Present Tense

Wanna know freedom?

My husband and I were having an interesting discussion the other day about unintended consequences because that’s how we roll over our morning coffee.  Plus, it was -10 outside and we had to talk about something.

He was telling me about a hike with a friend a few weeks ago and during the course of the hike he recounted a dream he’d had about a being shoved off a cliff.  His buddy immediately altered their route to avoid any cliffs, thanks to the dream.  But, I wondered what if he had still slipped and fallen on that new path?  You never really know.  Kind of like when you get a queasy feeling before a flight and you consider changing planes.  What if you switch planes and crash or sit on the tarmac for 12 hours with no food or bathroom privileges?

Unintended consequences.  We do our best to make informed choices and yet, we still have no real control over how they turn out.  Say you decide to take a great new job with higher pay, better benefits and a shorter commute; in six months the company lays you off.  It seemed like the right choice at the time; a no-brainer and yet you may have been better off staying put.  But, how could you know?

Look back on your life.  How many times did things work out exactly as you had planned?  How many times did you see a fork in your proverbial road and take the ‘right’ one or the ‘wrong’ one? Hindsight is 20/20, but in the present, in the moment that you choose, you never really know where you’ll end up.

Your life could have been much worse; it could have been much better; it could have been equally satisfying, only different.  Kind of fascinating when you think about it.  I’ve had so many instances where I had to make a choice: this path or that one or maybe that one.  What I see with that crystal clear hindsight is this:  we really have no control over our lives.  We think we do and we strive to make good choices about our jobs, our health, our spiritual life, our kids, our relationships.  But, there are too many OTHER people and events out there, who also influence how our life plays out.  It’s the pebble in the pond analogy; so many rings, intersecting with other rings.  None of us are a single pebble, in a single pond.

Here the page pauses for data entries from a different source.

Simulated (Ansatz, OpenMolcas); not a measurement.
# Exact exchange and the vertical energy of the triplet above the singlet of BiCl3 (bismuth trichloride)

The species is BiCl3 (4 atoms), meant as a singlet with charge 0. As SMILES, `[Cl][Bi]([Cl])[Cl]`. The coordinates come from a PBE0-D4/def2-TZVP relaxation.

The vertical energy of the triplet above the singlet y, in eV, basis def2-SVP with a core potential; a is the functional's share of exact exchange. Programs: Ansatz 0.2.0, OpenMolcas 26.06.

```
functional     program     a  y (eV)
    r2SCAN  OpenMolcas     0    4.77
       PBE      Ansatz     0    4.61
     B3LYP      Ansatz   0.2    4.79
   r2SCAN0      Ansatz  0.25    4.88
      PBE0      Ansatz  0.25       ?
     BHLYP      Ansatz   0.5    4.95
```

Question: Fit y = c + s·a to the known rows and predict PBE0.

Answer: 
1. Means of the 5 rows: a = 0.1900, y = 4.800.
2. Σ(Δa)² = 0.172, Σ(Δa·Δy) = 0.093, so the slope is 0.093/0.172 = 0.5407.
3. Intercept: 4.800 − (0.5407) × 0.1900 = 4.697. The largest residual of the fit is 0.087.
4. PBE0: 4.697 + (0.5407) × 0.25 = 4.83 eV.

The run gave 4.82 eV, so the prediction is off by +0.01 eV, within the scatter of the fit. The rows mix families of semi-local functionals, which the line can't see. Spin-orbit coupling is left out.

I’m beginning to accept that I’m not in the safe, controlled little world that I thought that I’d created.  What occurs to me is that over the years, I’ve rolled with what life dished out.  Even though I fuss and I worry, I muddle through because I’m used to the chaos that is life.  We all are; we do it, we deal, we adapt, we bitch, we complain, we get up in the morning and face it.  It’s comforting to know that nobody’s in charge, yet everybody’s in charge.  To me, that feels like freedom.